Named after local Luxembourg hero John “Hercule” Gruen, this sturdy concrete home in Mondorf-les-Bains juts from its site like an iceberg—its glittering nature and robust composition a nod to Gruen’s character from architecture firm 2001.
Situated on an incline between a traditional farmhouse and a conventional villa, ‘Hercule’ is certainly a break with the suburban decor of the area. Rather than working against this context, the architects allowed it to determine both the layout and aesthetic of the three-level home. With its incandescent front and concrete build, the house is a radical addition to the neighborhood of Mondorf-les-Bains. The founder of 2001, Philippe Nathan, explained the project as being a “multifaceted artefact, an architectural bastard” that addresses the complexity of its context by defining “vital spaces for a young family in the 21st century”.

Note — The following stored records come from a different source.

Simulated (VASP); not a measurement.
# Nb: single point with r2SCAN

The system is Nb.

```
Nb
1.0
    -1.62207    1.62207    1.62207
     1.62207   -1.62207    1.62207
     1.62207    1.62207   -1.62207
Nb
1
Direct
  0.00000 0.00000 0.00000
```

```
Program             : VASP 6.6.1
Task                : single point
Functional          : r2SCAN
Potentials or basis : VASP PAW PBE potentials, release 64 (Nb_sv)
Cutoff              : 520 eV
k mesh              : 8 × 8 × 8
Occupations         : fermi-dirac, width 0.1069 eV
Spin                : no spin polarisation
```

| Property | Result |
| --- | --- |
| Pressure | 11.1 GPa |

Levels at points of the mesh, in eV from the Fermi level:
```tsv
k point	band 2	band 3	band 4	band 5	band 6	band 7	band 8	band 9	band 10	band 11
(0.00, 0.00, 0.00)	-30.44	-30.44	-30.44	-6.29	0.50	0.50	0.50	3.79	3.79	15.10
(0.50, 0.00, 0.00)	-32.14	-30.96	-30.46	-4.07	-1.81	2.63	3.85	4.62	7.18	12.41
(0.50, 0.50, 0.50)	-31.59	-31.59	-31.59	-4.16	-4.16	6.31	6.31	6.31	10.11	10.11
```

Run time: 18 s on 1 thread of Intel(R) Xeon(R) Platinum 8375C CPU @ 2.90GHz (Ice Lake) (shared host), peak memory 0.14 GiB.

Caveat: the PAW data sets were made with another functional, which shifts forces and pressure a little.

Though compact in size, the building feels spacious thanks to built-in furniture, indoor/outdoor areas and thoughtfully placed windows. The street facing side features a reflective glass facade that floods the home with light, whilst giving it a unique street frontage. The south side has what the architects term a “blind béton brut wall” that works to shield the upper floors from view. The ground level of the construction is dedicated to the functional sites of the home; housing the garage, the entrance, the wardrobe, laundry room, fitness and spa room, along with a cellar and kitchen, dining and living room, and adjacent patio. The dimensions of the house repeat on the two floors above; these house bedrooms and bathrooms.